We use accuracy for performance evaluation. Two trade-off parameters \(\gamma \) and \(\lambda \) in (9) are empirically set as 1000 and 10 for our DAFV method. For the baseline methods, we choose their optimal parameters based on their accuracies on the test dataset.

Experimental Results: We report the results of RLS, the GMM based baselines, and our DAFV method including its two special cases in Table 1, from which we observe that AGMM and EM_RGMM achieve better results than RLS, suggesting the benefits of adapting or interpolating GMMs. We also observe that our DAFV method outperforms DAFV_sim2, which validates the effectiveness of selecting some components of Fisher vectors by using group lasso based regularizer. Additionally, DAFV_sim2 outperforms DAFV_sim1, which validates our MMD based regularizer. Finally, our DAFV method outperforms the GMM based baselines, which shows its effectiveness on reducing domain distribution mismatch between the source domain and the target domain.

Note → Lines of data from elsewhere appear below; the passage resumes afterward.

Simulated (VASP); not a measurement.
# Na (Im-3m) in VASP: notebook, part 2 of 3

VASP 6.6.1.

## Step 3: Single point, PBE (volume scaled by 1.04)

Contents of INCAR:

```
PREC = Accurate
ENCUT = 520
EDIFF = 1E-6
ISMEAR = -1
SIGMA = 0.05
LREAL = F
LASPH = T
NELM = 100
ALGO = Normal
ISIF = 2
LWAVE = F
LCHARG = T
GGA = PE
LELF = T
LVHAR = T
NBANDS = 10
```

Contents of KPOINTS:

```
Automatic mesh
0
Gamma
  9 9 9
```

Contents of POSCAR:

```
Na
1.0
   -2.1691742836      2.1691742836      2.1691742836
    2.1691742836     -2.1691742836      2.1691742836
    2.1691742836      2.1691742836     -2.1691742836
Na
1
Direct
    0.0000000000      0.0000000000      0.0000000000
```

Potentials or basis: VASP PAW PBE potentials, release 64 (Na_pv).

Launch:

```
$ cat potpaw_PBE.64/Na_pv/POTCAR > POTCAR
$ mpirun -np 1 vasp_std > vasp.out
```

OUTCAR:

Moreover, we report the results of domain adaptation baselines in Table 2 and also include the result of our DAFV method for comparison. From Table 2, we observe that the domain adaptation baselines are generally better than RLS reported in Table 1. The results validate the effectiveness of employing different strategies to address the domain shift issue. However, all the domain adaptation baselines are worse than our DAFV method. One possible explanation is that we select the domain invariant components of Fisher vectors, which is designed for Fisher vectors.

Fig. 1.
figure 1

The top object proposals belonging to the selected Gaussian model for the “beer-mug” category from the Bing dataset

Discussion on Domain Invariant Components: As discussed in Sect. 1, the motivation of our DAFV method is that each Gaussian model in the GMM represents the data distribution of a cluster of local descriptors and corresponds to one component in the encoded Fisher vector. Assuming that there exist some Gaussian models representing common distribution shared by both source and target domain, the corresponding components of Fisher vectors should be more domain invariant. The benefit of selecting domain invariant components has been demonstrated in Tables 1 and 2, and now we provide some intuitive examples to illustrate the domain invariant components.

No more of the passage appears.